Occams razor is credited to William of Ockham, a 14th-century Franciscan friar, theologian and philosopher.
In philosophical debate a razor is an abductive rule of thumb or heuristic that infers that unlikely predictions, or explanations, are to be "shaved off" on balance of probability.
It is also referred to as a law of parsimony which is a principle that says that: ‘Entities should not be multiplied without necessity.’ (In Latin, Entia non sunt multiplicanda praeter necessitatem.)
However, it seems that William of Ockham never actually said this in any of his writings!
In plain modern english, Occams razor, or the law of parsimony, means that:
The best explanation is the one that requires you to make the fewest possible assumptions about what's involved.
There are exceptions to every rule:
Albert Einstein
“It can scarcely be denied that the supreme goal of all theory is to make the irreducible basic elements as simple and as few as possible without having to surrender the adequate representation of a single datum of experience.”

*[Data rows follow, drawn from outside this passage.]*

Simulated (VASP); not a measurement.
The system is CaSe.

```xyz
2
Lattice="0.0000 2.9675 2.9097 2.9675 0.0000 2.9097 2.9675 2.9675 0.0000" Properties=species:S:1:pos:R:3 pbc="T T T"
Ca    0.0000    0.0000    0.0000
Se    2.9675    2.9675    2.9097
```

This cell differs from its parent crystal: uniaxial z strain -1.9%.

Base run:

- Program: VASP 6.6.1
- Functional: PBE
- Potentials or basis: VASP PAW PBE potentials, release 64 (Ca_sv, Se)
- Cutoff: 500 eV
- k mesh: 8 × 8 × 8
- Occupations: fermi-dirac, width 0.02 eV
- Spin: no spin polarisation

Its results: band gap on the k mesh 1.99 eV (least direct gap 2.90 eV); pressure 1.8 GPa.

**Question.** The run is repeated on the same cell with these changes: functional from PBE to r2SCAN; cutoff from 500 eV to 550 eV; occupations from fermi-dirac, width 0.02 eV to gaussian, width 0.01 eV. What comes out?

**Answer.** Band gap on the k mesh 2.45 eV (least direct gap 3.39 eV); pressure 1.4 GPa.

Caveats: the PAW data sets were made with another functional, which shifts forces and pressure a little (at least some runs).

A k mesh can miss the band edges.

“Everything should be made as simple as
possible, but not simpler.”
Stephen Hawking
"We could still imagine that there is a set of laws that determines events completely for some supernatural being, who could observe the present state of the universe without disturbing it. However, such models of the universe are not of much interest to us mortals. It seems better to employ the principle known as Occam’s razor and cut out all the features of the theory that cannot be observed."
Isaac Newton
"We are to admit no more causes of natural things than such as are both true and sufficient to explain their appearances.”